Test environment management is bottlenecking DevOps transformations and is driving the need for a new test environment management platform solution. On-demand test environments in which developers and testers do not have to wait for a shared environment are sorely needed.
The evidence is clear. In my book Engineering DevOps I indicated that finding and setting up test environments is a primary source of bottlenecks in DevOps value streams.
In my February 2021 webinar with Plutora, I presented Best Practices for Developing Test Management Environments. I indicated that orchestrating and managing test environments is often a primary source of delays and waste within value streams.
The State of Testing Report 2020 by PractiTest indicates that DevOps practices increased 57%; from 26% in 2017 to 41% in 2020. The report revealed that 46% of testing has shifted to using CI/CD processes, 55% are actively involved in shifting testing left and 36% are testing in production. This is clear evidence that DevOps testing is on the rise.
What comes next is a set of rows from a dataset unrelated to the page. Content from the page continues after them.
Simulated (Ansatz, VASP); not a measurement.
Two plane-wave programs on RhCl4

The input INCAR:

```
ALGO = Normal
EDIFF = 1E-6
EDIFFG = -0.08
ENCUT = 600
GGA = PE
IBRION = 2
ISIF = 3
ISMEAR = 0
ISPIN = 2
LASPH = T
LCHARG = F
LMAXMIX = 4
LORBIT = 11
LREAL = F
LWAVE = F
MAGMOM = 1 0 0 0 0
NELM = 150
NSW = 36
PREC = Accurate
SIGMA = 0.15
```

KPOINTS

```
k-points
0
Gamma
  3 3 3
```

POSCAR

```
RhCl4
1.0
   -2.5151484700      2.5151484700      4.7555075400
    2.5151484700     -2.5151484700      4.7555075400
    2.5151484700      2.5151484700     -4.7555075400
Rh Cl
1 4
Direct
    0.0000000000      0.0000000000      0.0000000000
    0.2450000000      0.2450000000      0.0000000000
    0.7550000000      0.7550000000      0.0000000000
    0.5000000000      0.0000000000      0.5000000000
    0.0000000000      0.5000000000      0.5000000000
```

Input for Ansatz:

Wolfgang Platz’s December 2019 article Why Software Testing Remains a Bottleneck indicates that testing is responsible for more delays than any other part of the development process – accounting for 52% of the bottlenecks in the development process. And 53% of respondents to the World Quality Report 2020-21 indicated that test environments are not available when needed, 67% lack the capability to book and manage test environments and 71% lack visibility of available test environments.
An article by Velocity echoes the problems with pre-production environments. “With the rise of microservices and cloud-native applications, environments are becoming more complex. Often you need to wait or compete to get access to develop on a specific microservice, or can spend time waiting to deploy to a shared staging environment only to realize something already changed, and you’re back to square one.”
The Continuous Testing Report – 2020 by Capgemini defines test environment management (TEM) as managing infrastructures, test data and applications to support testing on demand. These environments are one of the greatest impediments to continuous testing. In this report, 36% of respondents said they are spending more than half their time building and managing test environments; 44% of respondents indicate they spend weeks of their time searching, managing and generating test data.
Test environments should be regarded as functions to be spun up or destroyed at will, with virtualization, infrastructure-as-code (IaC) practices, service virtualization, containerization and improved test data management.
Given all the above evidence, it is clear that a new approach to DevOps test environment management is needed.
The following are examples of benefits that DevOps test environment management platforms need to offer:
- Compatible with current tools:
- Automatically map and configure application infrastructure to develop and test multiple services in an environment that runs just like it would in production. This needs to be fully agnostic to cloud and tech stacks, such as Kubernetes and other environments.
- The platform needs to work on applications in parallel without disrupting others, with full access to data and third-party dependencies.
- Automatic configuration and maintenance:
- The platform needs to automatically configure and update any changes within the production infrastructure’s mapping in real-time so ephemeral environments will always be synced with what is in production. Instead of having to spend time making sure any changes are configured, the platform will ensure the right environment that replicates production, without having to wait.
- Data and third-party dependencies:
- The platform needs to load the relevant data and third-party resources that are vital parts of the environment to test, work and debug against, so test environments will, as closely as possible, mimic working in production.
- Team collaboration:
- The platform needs the capability to share ephemeral test environments with other stakeholders so they get visibility and can collaborate for faster feedback cycles. This is also important for collaborating for debugging.
What This Means
DevOps testing is on the rise, and test environments are a major bottleneck for DevOps testing. A new DevOps test environment management platform is needed to reduce the bottlenecks. On-demand test environments in which developers and testers do not have to wait for a shared test environment are needed. Such a solution would improve agility and reduce wasteful orchestration bottlenecks in test, improve quality and risk management through comprehensive and automated testing and enable continuous improvement by providing more intelligent insights and feedback.